Alice and Mildred are walking out of a theater. Mildred says it is amazing what they can do with the bible, and Alice mentions how long the movie was. I figured it was The 10 Commandments, but we see part of a sign advertising The Wives of Solomon. That does not seem to be a real movie. The IMDb auto-complete returns The Real Wives of South Boston. If 10 commandments take 3.5 hours, how long would Solomon’s 1,000 wives take? Give the answer in square cubits.
The ladies go their separate ways. About a block away, Alice gets mugged. As she is crossing the street a mugger jumps out from behind a crate. I mean, to the viewer, he is behind the crate. Oddly, to Alice, he would have been in full view, crouching in front of the crate. But that is just a split second; the robbery itself feels real. The elderly woman does not give up the purse easily, so they wrestle a bit and she gets a nasty bruise.
The next morning, Alice gets dolled up to go to the police station. We also meet her daughter and son-in-law who are living with her, having just moved back from California. Leo seems to be a layabout who should be out looking for a job. Mabel is . . . well, I don’t know what she is, but she insanely hot. Way too good for Leo or the name Mabel.
She meets with Lt. Meade who is wearing a tie so thin it makes a bolo tie look like a lobster bib. Alice says she got a good look at the man’s face. Meade gives her a stack of mugshot books to look through. Alice methodically reviews the hundreds of photos before she finds one that looks familiar. One of the men looks just like Leo, but the name on the mugshot is William Draves.
Back at the house, Leo is nagging Mildred to give him $20. When she refuses, he tells her she spends more than that on a permanent even though she appears to have never had a permanent unless it was a temporary. She tells him she knows he will just take the $20 and waste it at the track. Leo is lazy and a mooch, but is wearing a tie; and, unlike Lt. Meade, one with two dimensions. He claims to have been a stockbroker in California, so tries to get Alice to give him $20 to “invest”. Mabel tells him to beat it.

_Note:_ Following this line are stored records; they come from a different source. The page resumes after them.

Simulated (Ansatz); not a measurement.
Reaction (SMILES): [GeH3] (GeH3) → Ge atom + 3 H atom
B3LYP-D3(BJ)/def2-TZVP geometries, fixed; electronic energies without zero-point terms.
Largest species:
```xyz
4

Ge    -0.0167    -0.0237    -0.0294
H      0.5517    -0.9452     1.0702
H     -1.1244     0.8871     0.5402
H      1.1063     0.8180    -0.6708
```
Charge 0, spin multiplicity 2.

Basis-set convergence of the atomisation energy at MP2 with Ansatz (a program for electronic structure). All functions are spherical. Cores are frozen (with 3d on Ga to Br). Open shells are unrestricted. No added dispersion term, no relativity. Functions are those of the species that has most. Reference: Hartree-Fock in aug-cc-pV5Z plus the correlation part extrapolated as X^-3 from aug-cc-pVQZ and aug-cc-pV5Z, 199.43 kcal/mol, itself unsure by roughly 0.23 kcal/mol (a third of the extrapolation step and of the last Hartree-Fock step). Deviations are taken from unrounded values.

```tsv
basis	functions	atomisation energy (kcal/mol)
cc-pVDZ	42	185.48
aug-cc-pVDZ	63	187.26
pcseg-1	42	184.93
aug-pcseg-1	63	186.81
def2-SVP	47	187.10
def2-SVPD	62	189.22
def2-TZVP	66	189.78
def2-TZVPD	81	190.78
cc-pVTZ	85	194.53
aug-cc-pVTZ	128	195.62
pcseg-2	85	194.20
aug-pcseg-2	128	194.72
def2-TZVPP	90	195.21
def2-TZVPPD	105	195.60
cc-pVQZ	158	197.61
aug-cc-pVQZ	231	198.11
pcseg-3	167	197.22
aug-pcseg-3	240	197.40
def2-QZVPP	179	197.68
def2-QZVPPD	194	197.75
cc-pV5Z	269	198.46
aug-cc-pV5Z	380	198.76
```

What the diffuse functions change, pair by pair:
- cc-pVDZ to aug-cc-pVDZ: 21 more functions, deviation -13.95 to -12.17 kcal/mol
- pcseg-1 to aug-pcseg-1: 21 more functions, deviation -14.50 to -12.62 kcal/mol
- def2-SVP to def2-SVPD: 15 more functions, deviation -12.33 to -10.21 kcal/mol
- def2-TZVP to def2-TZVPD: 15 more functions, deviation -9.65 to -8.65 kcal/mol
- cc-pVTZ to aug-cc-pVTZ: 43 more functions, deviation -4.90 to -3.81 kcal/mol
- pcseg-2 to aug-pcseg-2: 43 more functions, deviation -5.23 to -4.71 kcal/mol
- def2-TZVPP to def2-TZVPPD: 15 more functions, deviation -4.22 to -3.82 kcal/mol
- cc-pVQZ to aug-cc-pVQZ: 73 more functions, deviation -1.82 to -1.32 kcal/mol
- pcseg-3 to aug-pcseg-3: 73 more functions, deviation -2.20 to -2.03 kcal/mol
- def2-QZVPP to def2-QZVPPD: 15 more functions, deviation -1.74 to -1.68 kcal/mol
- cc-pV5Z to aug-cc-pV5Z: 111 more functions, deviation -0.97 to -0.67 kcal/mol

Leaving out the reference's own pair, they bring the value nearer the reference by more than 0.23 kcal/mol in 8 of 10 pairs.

Alice asks what Leo did for a living in California. Mabel says she has told her mother several times that Leo was a successful stockbroker. That’s how she got her furs and jewelry. In a way-too-long scene, Mabel assures her mother that Leo is a good man. He just needs time to get established in the east. Alice is still worried about that mugshot, though.
Blah blah blah. There is a lot to like in the episode. The actors, especially Alice and Meade, do great jobs. The twist is excellent, and atypical of what we usually get with AHP. Unfortunately, it just feels bloated in more than one scene. Still, despite dragging a little, it is worth watching for the ending. Rather than reading this, you should watch the episode; or do just about anything else, really.
SPOILER:
In a nutshell, Alice returns to the police station to get more info on Draves. Meade figures out that Draves is Leo. Meade comes to Alice’s apartment that night to arrest Leo/Draves. The twist is that Mabel is also one of America’s Most Wanted, and not just by me. In being a good citizen, Alice randomly stumbled across a photo that busted Leo. No big loss there, but she also has sent her daughter to the big house.
Far be it from me to suggest a legitimate weakness with the consistently excellent AHP, but a couple of things did seem problematic. Meade makes the point that if Alice had been searching the mugshots for a woman, she would have seen her daughter’s photo. This is emphasized as if it were the real stinger, but it is anti-climatic. By that point, we have already seen Alice’s reaction to the news that her daughter is a criminal.
Inexplicably, the final shot zooms in on Mabel alone as she approaches a door frame and pounds it, looking completely beaten. She’s a crook, no better than Leo. She does not deserve the focus of the last shot. We should have ended up on Alice’s face. She is the center of this scene. Not only has she learned her daughter — who she clearly loves — is a criminal, but she is responsible for sending her own daughter to prison. Ya got tragedy, anguish, guilt, helplessness, and just plain old bad luck. There’s your last shot.
I would have been totally OK with running shots of Mabel under the credits, though.
Other Stuff:
- Title Analysis: Alice at first thought it was just the opposite — two men with one face. However, the title actually refers to the face Leo shows to Alice versus the face he shows as a criminal. Cool.
- Mabel’s real name is Bethel, which might actually be worse.
- AHP Deathwatch: No survivors. BTW, Spring Byington (Alice) was born just 21 years after The Civil War.